Yes. Jonathan's prose clarity is an issue and his business would benefit from hiring a writer to go over it and interview him on parts they didn't understand and rewrite it for clarity. But the moly-fusion product I've had from him did what he said it would, and even though I haven't tried the phosphating materials yet, I did use the water displacing rinse he sells after using some older Brownells Parkerizing, and it worked fine.
Bill and Dixie are correct that the coloring agents (actually, growing selenium, nickel and copper microcrystaline needles that tend to trap light; it's like an electroless version of blue selenium or black nickel, copper, chromium, or platinum electroplating). However, I'll disagree that the solutions are overall the same in that the different surface activating acids used behave differently. Particular, the phosphoric acid types, Van's and Oxpho-blue, create thin phosphate conversion coating layers that are more corrosion resistant than the others, but which lack deep color (they are more charcoal gray to my eye).
The nitric acid based ones (e.g., 44/40) color deepest, and the hydrochloric acid-based one Outers had years ago (maybe they still do; I haven't looked) was most prone to after-rust. The latter two types etch the substrate to nucleate growth of the crystalline needles, but don't add the phosphate conversion that ties up free iron better to help prevent after-rust. Unfortunately, the phosphate also appears to lighten the color. Ferric chloride resulting from hydrochloric acid reacting with iron in steel promotes corrosion and deep rust knots that leave severe pits if you fail to get every trace of it out, so I can't recommend it. I always neutralize all cold blue work with an alkaline cleaner like Formula 409 afterward, then rinse and boil in distilled water to get that out, then soak it in water displacing oil. The only exception is cold blacking for aluminum, as the 409 will etch aluminum. Dishwashing liquid in water is what I use for that.
There are also mixed acid base versions. There was both nitric and phosphoric acid in one that used to be made in Canada twenty-five years ago. It was the best one I found for blackening sights. Very black (probably high nickel) and it boasted that it hardened over time, which it seemed to. It was much more difficult to rub off after sitting about 24 hours. Too bad it's no longer made.
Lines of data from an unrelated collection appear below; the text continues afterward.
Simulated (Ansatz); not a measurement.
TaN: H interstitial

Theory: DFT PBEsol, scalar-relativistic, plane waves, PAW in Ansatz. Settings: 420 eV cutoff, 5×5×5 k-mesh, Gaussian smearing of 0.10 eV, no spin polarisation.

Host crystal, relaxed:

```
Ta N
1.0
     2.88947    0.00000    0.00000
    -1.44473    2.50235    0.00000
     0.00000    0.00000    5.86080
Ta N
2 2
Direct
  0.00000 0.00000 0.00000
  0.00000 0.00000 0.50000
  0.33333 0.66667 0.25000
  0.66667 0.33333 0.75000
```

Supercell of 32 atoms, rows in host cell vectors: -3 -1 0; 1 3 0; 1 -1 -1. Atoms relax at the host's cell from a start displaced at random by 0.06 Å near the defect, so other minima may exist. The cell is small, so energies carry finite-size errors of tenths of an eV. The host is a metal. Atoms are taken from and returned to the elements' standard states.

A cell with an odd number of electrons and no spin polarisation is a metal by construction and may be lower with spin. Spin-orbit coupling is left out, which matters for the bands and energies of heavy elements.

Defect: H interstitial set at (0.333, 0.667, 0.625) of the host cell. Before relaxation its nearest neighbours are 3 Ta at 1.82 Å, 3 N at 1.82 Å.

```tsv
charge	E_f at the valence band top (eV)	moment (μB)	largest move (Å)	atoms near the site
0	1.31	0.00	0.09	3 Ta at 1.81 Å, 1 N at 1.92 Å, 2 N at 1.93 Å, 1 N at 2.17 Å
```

I've used the nitric acid products on brass and copper before, but found the acid too aggressive and I got black flakes coming off the surface. So I've always assumed the solutions labeled for these metals had a higher pH to mitigate the aggressiveness. But I admit I've never measured their pH to confirm that guess.
Application tips:
Fine abrasive blasting as surface prep helps darken color and improve adhesion, too, but on steel it gives you a matte finish, so you can't use it where a smooth or polished finish is desired. I blast with 240 grit aluminum oxide from a Badger air eraser to prep iron sites for cold coloring because I want a really flat black there.
I've also had that problem with splotchy surfaces when using an aluminum blacking solution. I found that if I diluted it with 3 parts water, submerged the part (small heat sinks, in my case) and scrubbed the surface constantly with an old toothbrush during coloring, that got me 100% even coverage. I never tried it with steel blue on brass and copper to cure that flaking problem, but the combination of dilution and keeping any loose black carded (what the brush does) may fix that, too.